The US Department of Justice has released the highly anticipated affidavit that underpinned this month’s search of Donald Trump’s Florida home, confirming that the United States is investigating the alleged mishandling of classified documents by the former president.
The redacted document released on Friday provided more insight into the evidence that led the FBI to carry out an unprecedented search of Trump’s Mar-a-Lago estate on August 8.
Its release came after a federal judge on Thursday ordered the Department of Justice to release a redacted version that had been submitted to the court.
“The government is conducting a criminal investigation concerning the improper removal and storage of classified information in unauthorized spaces, as well as the unlawful concealment or removal of government records,” read the 38-page affidavit, substantial portions of which were blacked out.

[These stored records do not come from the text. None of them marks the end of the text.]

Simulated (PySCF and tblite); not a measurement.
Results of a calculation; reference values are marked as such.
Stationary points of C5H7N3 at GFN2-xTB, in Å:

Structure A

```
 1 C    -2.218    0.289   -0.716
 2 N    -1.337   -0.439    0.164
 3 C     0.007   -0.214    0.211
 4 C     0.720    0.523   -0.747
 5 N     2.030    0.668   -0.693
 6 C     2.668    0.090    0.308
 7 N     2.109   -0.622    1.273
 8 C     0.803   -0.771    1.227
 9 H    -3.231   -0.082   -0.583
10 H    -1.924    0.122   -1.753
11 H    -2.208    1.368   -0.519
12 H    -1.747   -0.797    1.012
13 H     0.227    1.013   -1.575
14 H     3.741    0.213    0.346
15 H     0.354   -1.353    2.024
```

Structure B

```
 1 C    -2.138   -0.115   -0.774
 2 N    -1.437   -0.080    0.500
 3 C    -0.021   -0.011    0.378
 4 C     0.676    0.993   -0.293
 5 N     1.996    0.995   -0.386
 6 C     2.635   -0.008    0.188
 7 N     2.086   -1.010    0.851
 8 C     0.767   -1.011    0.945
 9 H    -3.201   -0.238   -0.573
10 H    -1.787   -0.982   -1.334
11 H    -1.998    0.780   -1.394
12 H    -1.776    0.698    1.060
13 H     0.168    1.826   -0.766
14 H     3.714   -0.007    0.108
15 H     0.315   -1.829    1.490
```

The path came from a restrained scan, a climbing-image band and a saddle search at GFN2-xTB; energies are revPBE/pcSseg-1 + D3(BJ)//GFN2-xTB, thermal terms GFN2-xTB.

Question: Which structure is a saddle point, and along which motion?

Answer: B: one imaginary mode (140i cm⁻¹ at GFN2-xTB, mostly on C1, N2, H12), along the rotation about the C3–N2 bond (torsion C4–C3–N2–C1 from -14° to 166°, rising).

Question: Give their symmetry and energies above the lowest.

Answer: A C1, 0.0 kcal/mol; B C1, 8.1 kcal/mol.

The document stated that the US National Archives and Records Administration (NARA) had received 15 boxes of documents from Trump’s office in January. “The FBI’s investigation has established that documents bearing classification markings, which appear to contain National Defense Information (NDI), were among the materials,” it read.
The affidavit added that the Department of Justice believed “additional documents that contain classified NDI or that are Presidential records subject to record retention requirements currently remain” at Trump’s home.
“There is also probable cause to believe that evidence of obstruction will be found,” it said, describing the materials as “illegally possessed”.
The Department of Justice had opposed releasing the affidavit, arguing that it was “highly likely to compromise future investigative steps” and the identity of witnesses. But media organisations had asked for the document to be made public, citing “utmost public interest”.
US Magistrate Judge Bruce Reinhart said last week that he believed “there are portions of the affidavit that could be unsealed” and ordered the Department of Justice to submit a redacted version for his review.
Al Jazeera’s Alan Fisher, reporting from Washington on Friday, said the redactions aim “to protect both human sources” as well as the identities “of agents who had been involved [in the search] because they were worried about their safety”.
The search of Mar-a-Lago spurred a firestorm of Republican criticism against the FBI and the Department of Justice, with several GOP lawmakers accusing the Biden administration without evidence of investigating Trump for political reasons.
After the redacted affidavit’s release, Trump again rebuked the search of his home, calling it a “total public relations subterfuge” by the FBI and the Justice Department. “Judge Bruce Reinhart should NEVER have allowed the Break-In of my home,” he wrote on his platform Truth Social.
US Attorney General Merrick Garland has defended the search, saying earlier this month that he had personally approved it.
The search warrant was released on August 12, revealing that the Department of Justice was investigating the former president for mishandling classified documents. The court records showed the FBI seized some top secret documents from Trump’s home, but they did not provide details about the information they might contain.
“Top secret” is the highest level of classification of US government documents, and US law prohibits making public or mishandling classified documents.
President Joe Biden has denied having prior knowledge of the search, and the White House has insisted that it does not interfere in Department of Justice-led investigations.
Asked whether Trump’s conduct may have threatened national security, Biden told reporters on Friday: “We’ll let the Justice Department determine that.”
Trump had argued that the search was unwarranted because he would have handed the documents over if asked. He also said the records were declassified before he left office.
“There was no official record of any of these documents being declassified,” Al Jazeera’s Fisher reported. “And so now the FBI and others are looking at the possibility that there was sensitive information where it shouldn’t have been and there was obstruction in getting ahold of that information.”
It is not clear whether the investigation will result in charges against Trump, who has suggested on multiple occasions that he may run for president again in 2024.
The former president is now a private citizen, but political considerations sometimes weigh into Department of Justice decisions to prosecute cases, New York University law professor Stephen Gillers told Al Jazeera earlier this month.
“Whether or not the Justice Department pursues the charges has to be assessed in light of who the defendant would be. The Justice Department might choose not to pursue the charges so as not to further encourage bad behaviour by Trump’s supporters,” he said.
Mark Warner, the Democratic chair of the Senate Intelligence Committee, said on Friday the investigation into Trump must continue without interference.
“It appears, based on the affidavit unsealed this morning, that among the classified documents at Mar-a-Lago were some of our most sensitive intelligence – which is one reason the Senate Intelligence Committee has requested, on a bipartisan basis, a damage assessment of any national security threat posed by the mishandling of this information,” Warner said in a statement.